By David W. Daniels
Some are wondering: What are the Apocryphal books? The short answer is they are folktales that the popes needed in the Bible to justify some of their pagan doctrines not supported by Scripture.
During the KJV translation process, Roman sympathizers in the Anglican church pressured the translators to include the stories. The translators severely objected but compromised by inserting them in a separate section between the Testaments, instead of sprinkling them throughout the Old Testament as was customary in Roman Catholic Bibles.
The translators also insisted on giving their project overseers seven objections to including the Apocrypha at all:
1. Not one of them is in the Hebrew language, which was alone used by the inspired historians and poets of the Old Testament.
2. Not one of the writers lays any claim to inspiration.
3. These books were never acknowledged as sacred Scriptures by the Jewish Church and, therefore, were never sanctioned by our Lord.
4. They were not allowed a place among the sacred books, during the first four centuries of the Christian Church.
5. They contain statements which contradict the canonical Scriptures as well as other apocryphal writings. For example, in the two Books of Maccabees, Antiochus Epiphanes is made to die three different deaths in as many different places.
6. It supports unbiblical, Catholic doctrines that disagree with the Bible, such as purgatory, prayers for the dead (2 Maccabees) and sinless perfection. It also promotes works-based salvation and contradicts biblical teaching that clearly states salvation is by grace alone, through faith alone in Christ alone.
7. It teaches immoral practices, such as lying, suicide, assassination, and magical incantation.
The Apocrypha is filled with concepts that directly contradict the message of the gospel and the sufficiency of Christ’s atoning work. By including these doctrines, the Apocrypha encourages practices and beliefs that detract from a biblical understanding of salvation.
When they translated the books, the KJV translators were careful to clearly separate the Apocrypha from the text of the Bible. They put it in a separate section between the Old and New Testaments and clearly labeled each page, “Apocrypha.” The last page of II Maccabees in the 1611 King James reads, “End of Apocrypha.” Then it returns to God’s inspired words in Matthew.

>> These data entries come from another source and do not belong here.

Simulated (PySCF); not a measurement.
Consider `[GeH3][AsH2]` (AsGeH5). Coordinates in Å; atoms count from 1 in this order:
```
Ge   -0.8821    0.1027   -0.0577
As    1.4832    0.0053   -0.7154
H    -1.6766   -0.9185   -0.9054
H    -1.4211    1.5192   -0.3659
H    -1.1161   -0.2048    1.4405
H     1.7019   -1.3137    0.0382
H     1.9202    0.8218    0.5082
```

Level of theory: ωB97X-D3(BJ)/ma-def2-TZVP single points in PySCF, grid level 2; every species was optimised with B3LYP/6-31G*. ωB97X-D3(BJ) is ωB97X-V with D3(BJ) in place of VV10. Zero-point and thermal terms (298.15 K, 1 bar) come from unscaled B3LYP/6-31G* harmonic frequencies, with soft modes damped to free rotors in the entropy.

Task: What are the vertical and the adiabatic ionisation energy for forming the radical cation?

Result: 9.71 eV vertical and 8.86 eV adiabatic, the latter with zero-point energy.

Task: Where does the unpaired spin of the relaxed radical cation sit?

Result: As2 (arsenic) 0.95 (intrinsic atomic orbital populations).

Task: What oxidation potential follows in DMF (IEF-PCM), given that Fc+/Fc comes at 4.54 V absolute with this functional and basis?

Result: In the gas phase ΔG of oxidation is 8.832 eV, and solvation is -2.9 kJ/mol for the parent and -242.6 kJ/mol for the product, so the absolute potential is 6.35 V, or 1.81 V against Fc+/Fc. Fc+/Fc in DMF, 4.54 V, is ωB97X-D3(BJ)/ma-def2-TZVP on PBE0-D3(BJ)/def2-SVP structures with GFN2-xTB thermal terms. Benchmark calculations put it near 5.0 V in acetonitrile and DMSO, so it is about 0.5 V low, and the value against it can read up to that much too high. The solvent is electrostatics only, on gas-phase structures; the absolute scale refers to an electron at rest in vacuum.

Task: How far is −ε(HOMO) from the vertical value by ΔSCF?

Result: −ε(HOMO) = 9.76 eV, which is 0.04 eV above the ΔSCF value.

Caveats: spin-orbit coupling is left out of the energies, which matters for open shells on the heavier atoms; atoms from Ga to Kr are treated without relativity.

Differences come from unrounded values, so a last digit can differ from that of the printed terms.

As the Bible went into multiple printings, the Apocrypha was dropped as early as 1616! There wasn’t any Apocrypha in many printings of the Bible, dated 1616, ‘18, ‘20, ‘22, ‘26, ‘27, ‘29 and ‘30.1
One historian wrote: “The aversion had so prevailed that the Apocrypha began to be dropped … indeed, as early as 1633, such Bibles [without Apocrypha] were becoming fashionable....”2
I agree with the King James translators. The Apocrypha does not belong in the Bible. The Apocrypha is a collection of folk tales and legends, not inspired Scripture. These stories cannot be trusted as divinely inspired, nor do they carry the authority of the 66 books of the canonical Bible. They should not be relied upon as the authoritative Word of God.
We can be confident that we have all of God’s words to us in the 66 Books of our King James Bible, without the Apocrypha.
1 See The Oxford Annotated Apocrypha, Expanded Edition by Bruce Metzger (1965, 1977), p. xviii.
2 Our English Bible: Its Translations and Translators, by John Stoughton (London: William Rider and Son, pub. 1882-1885), p. 271. Available at archive.org.